Friday 20 October 2017

AUTHOR EVENT with Jill McCorkel: The Profit in Loss: Metamorphosis and Adaption of the Private Prison Industry

Jill McCorkel is Associate Professor of Sociology and Criminology at Villanova University. She is currently a Visiting Scholar at the Institute of Criminology and Criminal Justice at University College Dublin. Jills research investigates the social and political consequences of mass incarceration in the United States. She focuses primarily on how law and systems of punishment perpetuate race, class, and gender-based inequities. In 2014, she received the Distinguished Scholar Award from the American Society of Criminology Division of Women and Crime for her research in these areas. Her book, Breaking Women: Gender, Race, and the New Politics of Imprisonment (New York University Press, 2013), explores the consequences of the War on Drugs and "get tough" policies for women prisoners. Her book was selected by the Society for the Study of Social Problems as one of five finalists for the prestigious C. Wright Mills Award.

The Differential Association is very happy to have Jill joining us for a discussion about her recent work on private prisons in the United States. We will be discussing Jill's recent article in Contemporary Drug Problems, 'The Second Coming.'

Details!
Date: Thursday 9th November
Time: 5pm to 6.30pm
Venue: The Green Room, Sutherland School of Law, UCD (L021)

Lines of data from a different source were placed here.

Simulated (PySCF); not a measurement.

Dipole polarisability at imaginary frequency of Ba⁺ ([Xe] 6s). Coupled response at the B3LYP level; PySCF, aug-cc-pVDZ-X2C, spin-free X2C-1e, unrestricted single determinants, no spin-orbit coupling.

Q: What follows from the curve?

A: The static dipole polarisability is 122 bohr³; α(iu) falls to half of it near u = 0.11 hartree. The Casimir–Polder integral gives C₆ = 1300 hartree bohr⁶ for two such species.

To attend the book club and for a copy of the reading material, please RSVP to Lynsey Black (lynsey.black@ucd.ie).

For an overview of Jill's work on the private prison industry:

In August 2016, the Department of Justice announced plans to phase out contracts with private prison companies with the goal of eliminating private prisons in the federal system altogether. For many scholars and prisoner rights advocates, the announcement was an important step in dismantling the prison industrial complex. However, this perspective obscures the extent to which the largest for-profit prison companies have broadly diversified the services they offer to federal, state, and local municipalities and, concomitantly, the source of carceral profits. In a series of articles, Dr McCorkel traces the rise and growing popularity of one of the largest of these for-profit services -- drug treatment. Although rehabilitation was once considered an antidote to mass incarceration and the prison industrial complex, it now fuels the growth of private prison companies and serves as a bedrock of profitability, even in a time of declining prison populations.